Monday, May 7, 2012

Mass Effect 3 - Insert Vivid and Clever Simile About Cover Based Shooting here

After gabbing on about the story for an entire article, it's time to talk gameplay. The action gameplay specifically, as I'm saving the RPG like systems and other stuff for later articles.


The original Mass Effect had a cover system that was fiddly and awkward, but still held up well enough. The cover system in Mass Effect 2 was better, but still broken. So the third, final, and theoretically ultimate Mass Effect game should build on the knowledge gathered from the last two games and create an solid, effective cover system right? WRONG! Mass Effect 3 has the worst cover system of all three games.

I hate to take the rest of this article to tear apart the gameplay, but the game really asked for it. Those of you who read my dive in Mass Effect 3 article know that the gameplay and story don't flow together nearly as well as in the previous games, and that the story eventually falls on its face. So any gamer will need the gameplay to do a crunk of a good job if it wants to keep the game from falling into the chasm of awful sequels. Sadly, it doesn't.

Let me start off(four paragraphs into the article) by saying that outside of cover, the combat is actually pretty fun. It's a good mix of mid-range circle strafing, close up melee brawls, and long distance sniping. The ability to tap the spacebar to do a diving roll forward or to the side effectively creates a nifty little dash mechanic which gives a skilled player the ability to rapidly change between these ranges at will. Too bad you aren't supposed to play the game that way. Or are you?


The game seems to discourage cover based tactics on many fronts. There are two enemies which become fairly common about halfway through which make cover practically useless to you if they show up. One of them needs a good circle strafer to die, and the other one needs a sniper. At one point, I found myself leading a huge group of these beasties in circles outdoors in a giant killing pit, carelessly spewing volleys of bullets into their collective mass of enemy. But then, you have long grey corridors filled with chest high walls and enemies that kill you in three seconds if one of your nose-hairs sticks out of cover. So this game can't decide if it's about cover shooting or frantic dodging, and does a mediocre job at both.

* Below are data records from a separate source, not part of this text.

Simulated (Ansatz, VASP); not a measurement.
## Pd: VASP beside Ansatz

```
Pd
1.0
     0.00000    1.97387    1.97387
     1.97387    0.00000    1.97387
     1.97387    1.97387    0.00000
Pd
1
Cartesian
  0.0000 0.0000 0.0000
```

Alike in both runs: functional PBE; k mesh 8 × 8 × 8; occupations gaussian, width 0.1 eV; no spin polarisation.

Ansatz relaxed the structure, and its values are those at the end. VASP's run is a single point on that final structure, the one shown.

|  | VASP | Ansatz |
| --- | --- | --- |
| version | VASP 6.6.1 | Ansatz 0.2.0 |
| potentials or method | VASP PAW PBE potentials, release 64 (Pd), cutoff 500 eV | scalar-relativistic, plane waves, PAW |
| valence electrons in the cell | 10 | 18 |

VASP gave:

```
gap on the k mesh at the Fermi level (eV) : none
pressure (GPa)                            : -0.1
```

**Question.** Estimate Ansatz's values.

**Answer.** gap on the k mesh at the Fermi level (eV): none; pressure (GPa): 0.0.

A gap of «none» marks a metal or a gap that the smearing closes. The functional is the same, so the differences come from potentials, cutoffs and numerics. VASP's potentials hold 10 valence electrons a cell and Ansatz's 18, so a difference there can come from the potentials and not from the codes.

You take cover by going up to certain special objects from certain special angles when the game is in a certain special mood and pressing the "take cover" button, and then if you're lucky, shepherd will comply. Leaving cover the right way is also a gamble, as you often can't be 100% sure if the game is going to have your shepherd somersault into new cover which you sometimes see/notice and other times don't, or just get out of the cover they're in. And that's when the game listens to you telling it that you want out of cover at all. It's like cover systems haven't evolved and become less broken hardly at all in the years they've been around. Maybe pop-up shooter fans need broken cover systems to get them up(yes, I mean that in a sick way, you sick pop-up shooter fans).

Before I wrap this up, I'd like to make a suggestion and complaint. Defence missions where you stand in one place playing whack-a-mole with a long onslaught of samey enemies gets boring after the hundredth time. I seem to recall very few defence missions like this in the first two games, so why so many more in the third? Something like half of the game is this same mission over and over again except in differently coloured levels with differently coloured enemies every once in awhile. Did the fans ask for this or something? I know you're obligated to have a mission or two like this, and that's fine. Every once in awhile it can break up the monotony of stealth, assault, escort, and political missions, but in this game there are way too many, and they aren't that great either. If I wanted to play defence missions, there are plenty of games dedicated to or including this type of thing that do a better job. It's fine to mix other games and genre's in to toy with the central mechanics of your game, but you have to make sure you're not just doing a reproachable job on something people can get in better form from elsewhere.

All in all, the central action gameplay system is functional. It's a little shoddy, suffers from a lack of good level design, and feels too repetitious, but it gets you through the story without too many grievances. However, the game fails to patch over this mediocre gameplay with an amazing and well blending story, so it sticks out and is genuinely less fun than the previous games and less fun than a lot of other games on the market.